Tuesday, 4 December 2018

Speech Recognition

In computer science and electrical engineering, speech recognition (SR) is the translation of spoken words into text. It is also known as automatic speech recognition (ASR), computer speech recognition, or just speech to text (STT).

Some SR systems use speaker-independent speech recognition while others use training where an individual speaker reads sections of text into the SR system. These systems analyze the person-specific voice and use it to fine-tune the recognition of that person speech, resulting in more accurate transcription. Systems that do not use training are called speaker-independent systems. Systems that use training are called speaker-dependent systems.


Applications

Speech recognition applications include voice user interfaces such as voice dialling (e.g. Call home), call routing (e.g. I would like to make a collect call), domotic appliance control, search (e.g. find a podcast where particular words were spoken), simple data entry (e.g., entering a credit card number), preparation of structured documents (e.g. a radiology report), speech-to-text processing (e.g., word processors or emails), and aircraft (usually termed Direct Voice Input).

The term voice recognition or speaker identification refers to finding the identity of who is speaking, rather than what they are saying. Recognizing the speaker can simplify the task of translating speech in systems that have been trained on a specific person voice or it can be used to authenticate or verify the identity of a speaker as part of a security process. In-car system, typically a manual control input, for example by means of a finger control on the steering-wheel, enables the speech recognition system and this is signaled to the driver by an audio prompt. Following the audio prompt, the system has a listening window during which it may accept a speech input for recognition.
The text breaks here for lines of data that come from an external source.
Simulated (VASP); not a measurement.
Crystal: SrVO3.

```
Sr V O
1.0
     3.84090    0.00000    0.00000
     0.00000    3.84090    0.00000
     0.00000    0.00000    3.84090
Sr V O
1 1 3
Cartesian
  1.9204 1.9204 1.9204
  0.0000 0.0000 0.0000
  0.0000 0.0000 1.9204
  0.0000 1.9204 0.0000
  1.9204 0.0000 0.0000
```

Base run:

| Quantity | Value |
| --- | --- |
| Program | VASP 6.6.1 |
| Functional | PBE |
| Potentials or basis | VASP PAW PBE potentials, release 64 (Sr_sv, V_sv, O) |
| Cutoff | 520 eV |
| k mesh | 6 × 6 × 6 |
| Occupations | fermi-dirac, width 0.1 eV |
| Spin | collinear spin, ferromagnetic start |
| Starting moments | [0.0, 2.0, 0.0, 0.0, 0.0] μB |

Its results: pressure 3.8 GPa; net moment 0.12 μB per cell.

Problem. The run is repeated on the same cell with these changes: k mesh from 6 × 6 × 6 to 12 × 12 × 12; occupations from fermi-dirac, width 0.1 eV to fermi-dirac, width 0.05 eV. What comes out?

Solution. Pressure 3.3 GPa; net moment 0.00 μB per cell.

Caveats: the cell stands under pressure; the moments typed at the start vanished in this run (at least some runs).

Simple voice commands may be used to initiate phone calls, select radio stations or play music from a compatible smartphone, MP3 player or music-loaded flash drive. Voice recognition capabilities vary between car make and model. Some of the most recent car models offer natural-language speech recognition in place of a fixed set of commands. allowing the driver to use full sentences and common phrases. With such systems, there is, therefore, no need for the user to memorize a set of fixed command words.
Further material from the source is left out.